To stop more tragedies Lord MacKenzie should to boost inspectors numbers and create a central crane register say campaigners

The Battersea Crane Disaster Action Group (BCDAG) was given the opportunity to address their concerns to health and safety minister Lord MacKenzie last week.

It was the second meeting between organisations campaigning around Health & Safety and the minister to have taken place in the last five months.

It’s undoubtedly a positive step that the minister sees the importance of keeping himself well-informed of issues of importance to the general public in this way. The BCDAG, Hazards Campaign and Construction Safety Campaign were all represented at the meeting.

Perhaps unsurprisingly one issue in which there was no agreement concerned resources for the HSE. I gave Lord MacKenzie a copy of our submission to the Work and Pensions Select Committee inquiry into the work of the Health & Safety Commission and Health & Safety Executive.

Perhaps unsurprisingly one issue in which there was no agreement concerned resources for the HSE.

In this submission our group make the point that there are some countries in the world where a state inspector has to be present every time a crane comes on site.

I said that the British public could be forgiven for thinking that in the UK an inspector only comes on site if a crane collapses or there is a dangerous incident. I understand that since our meeting with Lord MacKenzie last week evidence has been presented to the Select Committee that a site can expect a visit from an HSE inspector once every 13 years. Our group will continue to say that this is not acceptable.

The main other issue the group had asked me to raise with the Minister concerned a central register of cranes. In our Select Committee submission we drew a comparison with Australia, where there is a national register for plant.

In the New South Wales jurisdiction, the register is called up under the New South Wales OHS Regulation 2001, making it a legal requirement for all cranes to be registered before they may be used in any workplace.

There are some countries in the world where a state inspector has to be present every time a crane comes on site

At the November 2007 meeting of the Strategic Forum Tower Crane group, the BCDAG again raised the issue of the importance of a Central Register. The industry said that this was unnecessary.

However, when a crane collapsed in Forest Hill, South East London, on 11 December 2007 we understand it was initially unclear to the HSE who owned the crane. As we put it to Lord MacKenzie, if this isn’t a clear argument in favour of a central register, then we don’t know what is.

Our group visited the site of the Forest Hill collapse on 11 January 2008, exactly a month after the disaster. There has been no work on the site since the collapse and the crane is still in situ. We were appalled by the state of the site in terms of health and safety standards and particularly concerned that incomplete fencing meant that there was nothing to prevent people entering the site.

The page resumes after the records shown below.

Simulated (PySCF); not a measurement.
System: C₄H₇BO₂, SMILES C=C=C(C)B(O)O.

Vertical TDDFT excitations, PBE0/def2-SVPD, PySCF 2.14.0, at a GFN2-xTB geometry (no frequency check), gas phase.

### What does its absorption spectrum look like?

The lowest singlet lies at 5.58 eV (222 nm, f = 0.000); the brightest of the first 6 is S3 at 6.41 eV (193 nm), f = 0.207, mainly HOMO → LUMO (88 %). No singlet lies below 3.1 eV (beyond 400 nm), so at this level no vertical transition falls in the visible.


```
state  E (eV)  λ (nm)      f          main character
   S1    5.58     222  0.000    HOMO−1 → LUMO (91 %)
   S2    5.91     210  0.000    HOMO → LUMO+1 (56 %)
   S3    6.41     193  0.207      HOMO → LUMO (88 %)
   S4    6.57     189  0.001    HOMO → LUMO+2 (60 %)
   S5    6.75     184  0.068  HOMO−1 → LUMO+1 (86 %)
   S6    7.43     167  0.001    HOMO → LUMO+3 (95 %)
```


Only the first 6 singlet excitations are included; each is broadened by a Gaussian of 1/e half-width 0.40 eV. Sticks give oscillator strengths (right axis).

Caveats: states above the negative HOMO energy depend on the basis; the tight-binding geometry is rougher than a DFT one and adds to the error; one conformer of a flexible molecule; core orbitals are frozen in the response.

Local residents and workers told us that children were using the site as “an adventure playground”. We were terrified that a child could be killed on the site under these circumstances and immediately contacted the HSE. Lord MacKenzie took a personal interest in the issue and said that he would monitor its resolution. Subsequently the HSE have served a notice on the principal contractor requiring effective fencing of the site.

We were terrified that a child could be killed on the site under these circumstances and immediately contacted the HSE.

Another issue we put before the minister last week related to building work in schools. We have been contacted by concerned parents at a London school where it appears that there are plans to rebuild the school around the children. It seems that this will involve cranes being on the school site.

Concerned parents have had great difficulty in getting full information from the relevant local authority and are not comforted by assurances that any cranes on the site will not oversail occupied buildings when loaded.

We put it to Lord MacKenzie that the view of the BCDAG is that there should never be a crane on a school site while children are on that site. We see this as a major public health issue. We were pleased that Lord MacKenzie has also taken a personal interest in this case and will feedback more information to him and to the HSE as it becomes available.

Lord MacKenzie has expressed that he hopes to hold a further meeting with ourselves, Hazards and the Construction Safety Campaign in the near future and we look forward to further positive and constructive dialogue.

In the meantime we eagerly await out-turns from the Construction Forum set up last year by Peter Hain and will be making early contact with his successor at the DWP with a view to taking our group’s campaigning initiatives forward.